Newindpress
Munnar, Jul 3: Declaring war on the Tatas, Kerala Chief Minister V S Achuthanandan on Tuesday led an eviction task force in Munnar during a heavy downpour, personally pulling down boards of Tata Tea Ltd and replacing them with State Government boards.
Promising to “reclaim every bit of government land” from the company in the hill resort, Achuthanandan said he would “stop at nothing” until his government took back over 50,000 acres. The land, he alleged, had been grabbed by the Tatas.
After segregating ecologically sensitive land, the rest of the reclaimed land will be forked out to landless labourers and the homeless poor, he said, describing the drive as “a historic initiative” to bring to Munnar the state’s 37-year-old land reforms programme.
Achuthanandan warned the Tatas that if they tried to obstruct the government bid through courts, the tea company might be left with no land at all. “The government will consider taking back the leased land as well as that the Tatas possess if they try to hinder this effort through the court or by other means,” he said.
If the government pulls this off, the Tatas are likely to lose almost half the land in their control. A senior Tata Tea source, however, said that the company was all set to take the issue to court immediately. “There is absolutely no justification for what is going on,” the source said.
A company advisor said they had nothing to do with the 1119 acres of land that the CM and his official set out to “recapture”. “It’s a poor propaganda stunt. The land they reclaimed today (Tuesday) is nothing but virgin forest with no plantation at all, and it was clearly vested with the Forest department way back in 1971.
We have nothing to do with it,” said T Damu, advisor to the Tata Group. Damu said there was no reason to move the courts yet “but we consider the threat to take away our legally leased land if we go to court as an insult to democratic values.”
K Sureshkumar, head of the Munnar task force, maintained that the land was under the control of the Tatas. “The issue is not whether or not this is Forest department land. Our findings indicate that this land was in the company’s control. Why else did they put up their board there?” he asked, referring to the company board that the CM got removed.
According to Damu, the board in question had always been there, well before the Forest department’s takeover of the land decades ago. “Our men merely repainted the board while they were touching up all boards,” he said.
The Tatas possess land in Munnar on the strength of an original lease agreement over a century old, passed down to it. The land was originally part of the 588 sq km in Munnar that a local chieftain leased to a British lawyer, John D Munro, in 1877.
Two years later, the lawyer passed it on to a British plantation company Finley and Moore. The Tatas entered the deal in 1964, setting up Tata Finley Ltd. Finley withdrew in 1983, and the Tatas became the sole lessees.

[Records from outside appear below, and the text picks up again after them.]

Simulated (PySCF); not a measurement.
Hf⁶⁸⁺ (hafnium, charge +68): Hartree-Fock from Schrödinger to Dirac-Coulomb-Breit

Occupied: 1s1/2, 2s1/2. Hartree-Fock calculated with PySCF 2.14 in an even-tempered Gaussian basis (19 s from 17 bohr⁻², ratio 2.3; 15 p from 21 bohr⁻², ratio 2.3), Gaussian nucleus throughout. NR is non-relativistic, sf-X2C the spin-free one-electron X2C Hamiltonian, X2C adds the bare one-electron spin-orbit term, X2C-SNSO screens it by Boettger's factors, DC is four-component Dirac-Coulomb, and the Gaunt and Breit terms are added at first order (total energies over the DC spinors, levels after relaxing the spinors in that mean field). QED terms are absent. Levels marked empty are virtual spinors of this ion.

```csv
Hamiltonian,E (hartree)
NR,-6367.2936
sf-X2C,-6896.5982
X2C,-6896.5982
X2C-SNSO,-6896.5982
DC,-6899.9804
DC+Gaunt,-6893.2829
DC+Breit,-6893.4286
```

But Achuthanandan had his own take. “For decades, the Tatas hogged almost all the land here, running a parallel government in this town. Even the local panchayat and government departments had to beg for land to set up offices, bus stands or basic civic amenities.
Everyone here, big and small, had to plead with the Tatas to be allowed even to draw electricity connections. They had even admitted in an affidavit to the High Court that they had been selling grabbed government land in pieces,” he alleged.